On the same day that I made these arrangements, I was thinking about economic styles of music, art, and writing.  Among the many examples of the aesthetic I had in mind were a couple of scenes in Shakespeare, that popped into my head, as well as the opening line of Milton’s famous epic, which reads:  “Of man’s first disobedience and the fruit of that forbidden tree”.  Part of the brilliance of this line is how simply it conveys something so large and complicated.  Instead of droning on and on pedantically to lay out the details of a theological framework for the ‘fall of man’, Milton leans into the lexical and philosophical associations already built into the English language—perhaps placed their directly by the hand of God himself—in order to discuss not only the hamartiology of an ‘original sin’ or ‘total depravity’, nor the soteriology of ‘salvation’, but the entire human understanding of all the associated ideas, dreamings, and truths that have been passed down via the Indo-European language from before the time of the Romans to the present, now to be contained in the single English word ‘fruit’.

You may have already sensed this by now if you read this blog often, but I am, quite frankly, all about complexity.  I make nearly every form of art or study that I engage in as complicated as I possibly can.  But the reason things ought to be so complex, in my mind, is because that’s the only way they can become simple.  One of the greatest transformations that western languages have undergone over time is simplification.  Dead languages often have very complicated grammars, and it is through these original complex systems that modern languages have come to posses the power they hold today in their much simpler forms.  We might also note, however, the way this complexity supported something simpler even in the ancient languages themselves.  If this post were written in Ancient Greek or Latin, you would probably be finished reading it by now (assuming you were as fluent in one of those languages as you are in English).   Indeed, you would have probably finished reading a good while ago; the reason for this is that the more complicated grammars allowed for more economic communication—simpler sentences had more complicated meanings than in modern English.

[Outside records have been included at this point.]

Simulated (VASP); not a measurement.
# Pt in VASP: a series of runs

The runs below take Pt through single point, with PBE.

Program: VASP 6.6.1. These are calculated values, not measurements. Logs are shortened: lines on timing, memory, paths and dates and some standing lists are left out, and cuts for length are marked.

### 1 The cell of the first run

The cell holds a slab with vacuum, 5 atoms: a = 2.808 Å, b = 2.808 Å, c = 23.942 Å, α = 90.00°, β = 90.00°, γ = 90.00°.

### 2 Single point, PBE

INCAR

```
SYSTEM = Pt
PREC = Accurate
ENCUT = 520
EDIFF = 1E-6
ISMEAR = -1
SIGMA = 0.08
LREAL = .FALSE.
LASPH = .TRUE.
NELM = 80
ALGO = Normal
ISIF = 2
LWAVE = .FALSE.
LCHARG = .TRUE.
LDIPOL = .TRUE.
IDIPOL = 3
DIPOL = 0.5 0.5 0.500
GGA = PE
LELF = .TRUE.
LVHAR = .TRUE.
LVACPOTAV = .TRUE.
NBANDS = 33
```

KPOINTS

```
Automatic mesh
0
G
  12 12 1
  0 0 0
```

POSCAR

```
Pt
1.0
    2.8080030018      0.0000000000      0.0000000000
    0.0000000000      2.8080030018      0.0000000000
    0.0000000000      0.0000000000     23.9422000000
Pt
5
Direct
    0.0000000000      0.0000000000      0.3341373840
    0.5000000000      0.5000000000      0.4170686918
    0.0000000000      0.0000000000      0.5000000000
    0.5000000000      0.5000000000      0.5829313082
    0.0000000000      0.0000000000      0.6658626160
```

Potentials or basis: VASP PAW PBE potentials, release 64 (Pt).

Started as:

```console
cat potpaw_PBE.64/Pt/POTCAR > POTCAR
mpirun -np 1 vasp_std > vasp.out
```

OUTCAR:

I am not here by proposing that ‘less is more’.  That’s ridiculous!  Less is less.  But somehow the God of the universe has been able to communicate to humanity everything they need to know in order to be self-conscious and self-willing creatures, and if so much is possible, then is it not our duty, as artists, thinkers, and human beings, to at least try, by virtue of that very possibility, to stuff the entire human experience into something portable and sharable?

The beauty of fractals is that no matter how much or how little of their detail you can make out, they look similar and appear the same.